1.6 Information from Holder

It shall be a condition precedent to the obligations of the Company to take any action pursuant to this Section 1 with respect to the Registrable Securities of any selling Holder that such Holder shall furnish to the Company such information regarding itself, the Registrable Securities held by it, and the intended method of disposition of such securities as shall be required to effect the registration of such Holder’s Registrable Securities.

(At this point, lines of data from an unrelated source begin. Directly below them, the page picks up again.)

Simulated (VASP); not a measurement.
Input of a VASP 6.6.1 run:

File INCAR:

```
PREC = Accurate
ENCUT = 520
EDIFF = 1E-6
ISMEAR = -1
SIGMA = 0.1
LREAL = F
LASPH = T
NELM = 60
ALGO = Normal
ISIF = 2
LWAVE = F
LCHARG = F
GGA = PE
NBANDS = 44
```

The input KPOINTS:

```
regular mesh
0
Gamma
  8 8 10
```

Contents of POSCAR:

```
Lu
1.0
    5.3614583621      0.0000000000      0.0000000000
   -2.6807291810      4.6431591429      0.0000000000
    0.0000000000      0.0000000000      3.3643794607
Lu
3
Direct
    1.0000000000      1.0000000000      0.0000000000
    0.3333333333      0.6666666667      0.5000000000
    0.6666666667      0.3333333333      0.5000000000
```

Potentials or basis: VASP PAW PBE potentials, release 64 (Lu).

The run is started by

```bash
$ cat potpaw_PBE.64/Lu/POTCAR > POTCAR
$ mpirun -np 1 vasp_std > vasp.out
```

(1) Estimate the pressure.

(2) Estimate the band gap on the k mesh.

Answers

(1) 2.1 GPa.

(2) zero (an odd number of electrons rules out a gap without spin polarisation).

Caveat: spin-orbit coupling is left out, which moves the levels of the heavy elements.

1.7 Expenses of Registration

All expenses other than underwriting discounts, commissions and stock transfer taxes incurred in connection with registrations, filings or qualifications pursuant to Sections 1.2, 1.3 and 1.4, including (without limitation) all registration, filing and qualification fees, printer’s and accounting fees, fees and disbursements of counsel for the Company and the reasonable fees of one special counsel for the selling Holders (not to exceed $50,000) shall be borne by the Company. Notwithstanding the foregoing, the Company shall not be required to pay for any expenses of any registration proceeding begun pursuant to Section 1.2 or Section 1.4 if the registration request is subsequently withdrawn at the request of the Holders of a majority of the Registrable Securities to be registered (in which case all participating Holders shall bear such expenses pro rata based upon the number of Registrable Securities that were to be requested in the withdrawn registration); provided, however, that if at the time of such withdrawal, the Holders have learned of a material adverse change in the condition, business or prospects of the Company from that known to the Holders at the time of their request and have withdrawn the request with reasonable promptness following disclosure by the Company of such material adverse change, then the Holders shall not be required to pay any of such expenses and shall retain their rights pursuant to Section 1.2.

1.8 Delay of Registration

No Holder shall have any right to obtain or seek an injunction restraining or otherwise delaying any such registration as the result of any controversy that might arise with respect to the interpretation or implementation of this Section 1.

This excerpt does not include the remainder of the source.